Although Mike’s oldest son, Greg, had been working for his father’s architecture firm for many years and everyone in the family understood that Mike would eventually transfer ownership to Greg, the company was still titled solely in Mike’s name. Carol and Greg quickly discovered that, upon Mike’s death, no one had the legal authority to sign documents on behalf of Brady Architecture & Design, thereby forcing Carol into a probate proceeding for her husband’s estate.
Because all 3 of Greg’s sons agreed to the appointment of Carol as the personal representative of their father’s estate, Carol was able to obtain the necessary documentation from the court within 6-8 weeks to serve as her husband’s personal representative (also known as the “executor”) and finally had the authority to manage the company. Had any of Mike’s sons disputed the appointment of Carol, then the process would have taken much longer and could have resulted in disastrous consequences for the Brady family. After getting her appointed as personal representative and publishing the required notice to creditors in the local newspaper, the estate attorney advised Carol that the next step in the process would be to hire an expensive business appraiser in order to determine the fair market value of Brady Architecture & Design. Then, after 9 months and thousands of dollars paid to the business appraiser and to the estate attorney, the business valuation came in at $450,000. Upon filing of the Inventory with the court as required, Carol wrote a check to the court for nearly $1,000 as the Inventory filing fee. It would be 6 more months before all required tax returns were filed and before Mike’s estate could officially conclude. Remember that Mike had no estate plan in place, so by default provisions of Wisconsin law the end result was that Brady Architecture & Design was now owned one-half by Carol, one-sixth by Greg, one-sixth by Peter and one-sixth by Bobby. Carol was happy to allow Greg to continue running the business. Peter and Bobby had never participated in their father’s business and had no interested in architecture so you can only imagine the frustrations that Greg would encounter while attempting to work with his brothers and to eventually buy out their interests!
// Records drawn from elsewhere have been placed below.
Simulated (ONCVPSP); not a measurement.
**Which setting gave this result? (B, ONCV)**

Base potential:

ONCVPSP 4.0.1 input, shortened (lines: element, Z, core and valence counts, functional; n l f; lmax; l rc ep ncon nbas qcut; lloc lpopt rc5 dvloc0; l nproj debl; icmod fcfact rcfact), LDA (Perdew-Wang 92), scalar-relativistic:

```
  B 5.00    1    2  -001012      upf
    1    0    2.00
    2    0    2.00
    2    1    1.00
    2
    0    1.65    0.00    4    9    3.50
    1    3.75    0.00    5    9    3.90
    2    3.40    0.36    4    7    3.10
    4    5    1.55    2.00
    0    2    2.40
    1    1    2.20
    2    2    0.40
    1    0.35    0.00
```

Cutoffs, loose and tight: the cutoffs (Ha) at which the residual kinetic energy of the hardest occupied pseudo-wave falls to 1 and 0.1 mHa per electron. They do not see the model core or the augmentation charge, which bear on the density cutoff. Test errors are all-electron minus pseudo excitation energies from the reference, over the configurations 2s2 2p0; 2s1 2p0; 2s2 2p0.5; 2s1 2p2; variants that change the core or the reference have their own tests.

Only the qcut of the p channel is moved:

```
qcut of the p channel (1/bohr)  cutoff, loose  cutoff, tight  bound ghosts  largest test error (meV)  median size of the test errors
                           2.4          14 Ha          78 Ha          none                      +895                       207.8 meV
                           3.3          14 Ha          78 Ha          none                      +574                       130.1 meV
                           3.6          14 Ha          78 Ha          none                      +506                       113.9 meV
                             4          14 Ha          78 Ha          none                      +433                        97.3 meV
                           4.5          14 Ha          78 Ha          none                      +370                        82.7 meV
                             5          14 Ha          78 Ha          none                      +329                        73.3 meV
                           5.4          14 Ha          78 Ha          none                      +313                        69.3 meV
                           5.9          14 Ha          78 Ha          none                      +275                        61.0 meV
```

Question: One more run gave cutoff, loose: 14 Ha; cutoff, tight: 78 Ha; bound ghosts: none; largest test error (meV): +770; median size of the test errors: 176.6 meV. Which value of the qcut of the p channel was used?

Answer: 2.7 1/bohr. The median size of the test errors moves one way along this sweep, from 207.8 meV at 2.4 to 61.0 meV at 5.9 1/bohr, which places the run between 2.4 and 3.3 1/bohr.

Meanwhile, losing Mike and the stress of dealing with his estate wore on Carol’s health and she passed away several years later. Carol had designated all 6 children as the beneficiaries of her retirement accounts and life insurance policies so these passed outright upon her death to Marcia, Jan, Cindy, Greg, Peter and Bobby. Carol died with the Brady home titled solely in her name. All bank accounts and non-retirement investment accounts were titled solely in her name. Although Greg had eventually succeeded in buying out his brothers’ shares, Carol still owned half of Brady Architecture & Design. Carol’s daughters quickly learned that, before they could even hire a realtor to sell the Brady home, a probate proceeding would now be necessary for Carol’s estate.
Carol’s probate estate consisted of the Brady home, Carol’s bank accounts, the non-retirement investment accounts, all personal property and other household goods and furnishings, and half of Brady Architecture & Design. Once again, after over a year in court and many thousands of dollars in attorney’s fees, other required professional fees and court costs, the end result was that Carol’s entire probate estate was distributed only to Marcia, Jan, and Cindy. Greg was now forced to negotiate with his step-sisters regarding buying out their interests in Brady Architecture & Design; Greg, Peter, and Bobby were all angry with their step-sisters and disappointed in Carol because they did not end up with an equal share of their parents’ estate as promised; and Cindy ended up losing half of her inheritance to her third ex-husband. In summary, the ultimate damage to the Brady family was irreparable.
Everyone needs an estate plan, but when you have a blended family estate planning is never optional. This entire unfortunate situation could have been easily avoided had Mike and Carol worked with a qualified estate planning attorney to establish a well-drafted estate plan.